Student Loan Repayments May Crimp Retirement Savers, Including Gen X

New studies from Nationwide and National Institute show widespread impact of student loan repayments on everybody from recent grads to Gen Xers.

Student loan repayments coming back online in October could have major implications for the retirement plan industry, as participants across generations shift their financial planning to meet the obligations, according to recent research and experts.

According to research released Friday, student loan debt is not just hitting recent grads but will also impact older generations and possibly limit how much they can sock away during their prime working years. Among workers in Generation X, 13% still have student loan debt, with average balances of slightly more than $40,000 and a median of $25,000, according to the latest analysis from the National Institute on Retirement Security.

“Gen Xers are fast approaching retirement age, so it’s troubling that some are still carrying student loan debt,” Tyler Bond, the NIRS research director, said in a statement.

Not Just Recent Grads

The typical Gen X household with student loan debt has $40,000 in retirement savings. However, those households had consistently lower average amounts of retirement savings when compared with their counterparts without student loan debt. NIRS suggested that student loan debt may be hindering retirement savings.

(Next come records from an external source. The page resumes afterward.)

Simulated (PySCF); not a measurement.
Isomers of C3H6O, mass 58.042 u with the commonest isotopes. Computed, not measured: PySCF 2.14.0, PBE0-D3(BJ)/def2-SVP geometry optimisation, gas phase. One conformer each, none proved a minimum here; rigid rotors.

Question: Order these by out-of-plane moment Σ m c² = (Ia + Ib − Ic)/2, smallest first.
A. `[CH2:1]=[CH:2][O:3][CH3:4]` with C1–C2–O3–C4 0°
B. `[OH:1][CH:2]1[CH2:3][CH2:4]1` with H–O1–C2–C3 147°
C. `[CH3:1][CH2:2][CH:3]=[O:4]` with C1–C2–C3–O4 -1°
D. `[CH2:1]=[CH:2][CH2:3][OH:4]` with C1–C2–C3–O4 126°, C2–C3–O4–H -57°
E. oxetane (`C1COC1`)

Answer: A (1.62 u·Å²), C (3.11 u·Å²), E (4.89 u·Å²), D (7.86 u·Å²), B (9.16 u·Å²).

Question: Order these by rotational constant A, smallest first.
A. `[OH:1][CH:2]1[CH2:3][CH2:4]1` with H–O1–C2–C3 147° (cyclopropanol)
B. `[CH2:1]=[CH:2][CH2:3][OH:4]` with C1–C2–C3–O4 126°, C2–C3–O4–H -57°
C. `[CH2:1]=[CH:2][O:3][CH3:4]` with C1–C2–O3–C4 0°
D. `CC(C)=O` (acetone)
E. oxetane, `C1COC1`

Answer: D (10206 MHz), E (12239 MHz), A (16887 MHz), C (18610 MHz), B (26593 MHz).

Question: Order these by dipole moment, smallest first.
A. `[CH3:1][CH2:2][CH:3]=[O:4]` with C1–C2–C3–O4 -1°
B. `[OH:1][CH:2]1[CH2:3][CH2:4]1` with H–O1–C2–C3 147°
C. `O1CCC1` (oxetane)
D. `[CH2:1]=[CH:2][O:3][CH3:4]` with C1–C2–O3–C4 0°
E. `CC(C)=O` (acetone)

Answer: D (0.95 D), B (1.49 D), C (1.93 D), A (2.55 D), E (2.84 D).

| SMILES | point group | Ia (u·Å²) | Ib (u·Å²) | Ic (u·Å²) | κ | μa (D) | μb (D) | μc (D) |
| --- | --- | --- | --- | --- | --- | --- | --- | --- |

Gen Xers in the study were 62% white, and they made up 59% of Gen Xers without student loan debt. Black Gen Xers made up 10% of the age group, but they represented 22% of Gen Xers with student loan debt. Asian-American Gen Xers were the least likely to have student loan debt. Additionally, women were more likely to have student loan debt (60%) than men (40%).

Higher-earning Gen Xers were more likely to have student loan debt. Meanwhile, Gen Xers with student loan debt had higher sponsorship rates (76%) and participation rates (66%) in employer-sponsored retirement plans.

“The good news is that attending college has increased Gen Xers’ earning power and access to workplace retirement plans,” Bond. “But every dollar they continue to spend on college loans is money that could have been invested in their retirement. Retirement is going to be a nightmare for too many Gen Xers, and those who continue to have the burden of debt could be saving more for this major challenge.”

In a separate conversation also linked to new student loan findings, Eric Stevenson, president of Nationwide’s retirement solutions division, says employers must focus on student loan repayments for participants from multiple generations, who will be managing those payments, interest rate increases and inflation all at once.

“We always think about student loans for people who are just graduating, but that’s not the case,” Stevenson says. “We, as recordkeepers, need to encourage fund sponsors to adopt the student loan match. I’d like to think of it almost as if it were a requirement.”

The SECURE 2.0 Act of 2022 gives employers the option to match student loan payments with contributions to workplace retirement savings plans, starting in 2024, though many in the industry expect offerings to be rolled out slowly as advisers, recordkeepers and plan sponsors must align before offering the option in workplace benefit plans.

Stevenson says that the industry will not see the impact of the student loan payments returning immediately. But in six months, plan sponsors and advisers should expect to see savings rates drop as people shift to paying off loans.

Making Adjustments

In research on student loans released Wednesday by Nationwide, the firm found that one in 10 people with student loans is aged 45 or older.

In a survey of 1,200 retirement plan participants fielded in August, researchers found that employees 45 and older are considering moves to manage their student debt that will hurt long-term financial strategies, including:

  • 29% are planning to adjust their retirement plan contributions to keep up with student loan payments;
  • 49% are reconsidering the feasibility of their retirement goals in light of their student loan debt; and
  • 59% are considering additional sources of income or side gigs to keep paying off student loans and saving for retirement.

“I don’t think employers are going to want to go and increase everyone’s salary [in response to student loans returning,” adds Amelia Dunlap, Nationwide’s vice president of retirement solutions marketing. “The student loan matching is a way that employers can still provide a responsive benefit to your employees without having to do a wholesale compensation increase.”

The findings are contained in a new fact sheet, “The Impact of Student Loan Debt on Retirement Preparedness for Generation X,” which supplements a recent NIRS report, “The Forgotten Generation: Generation X.”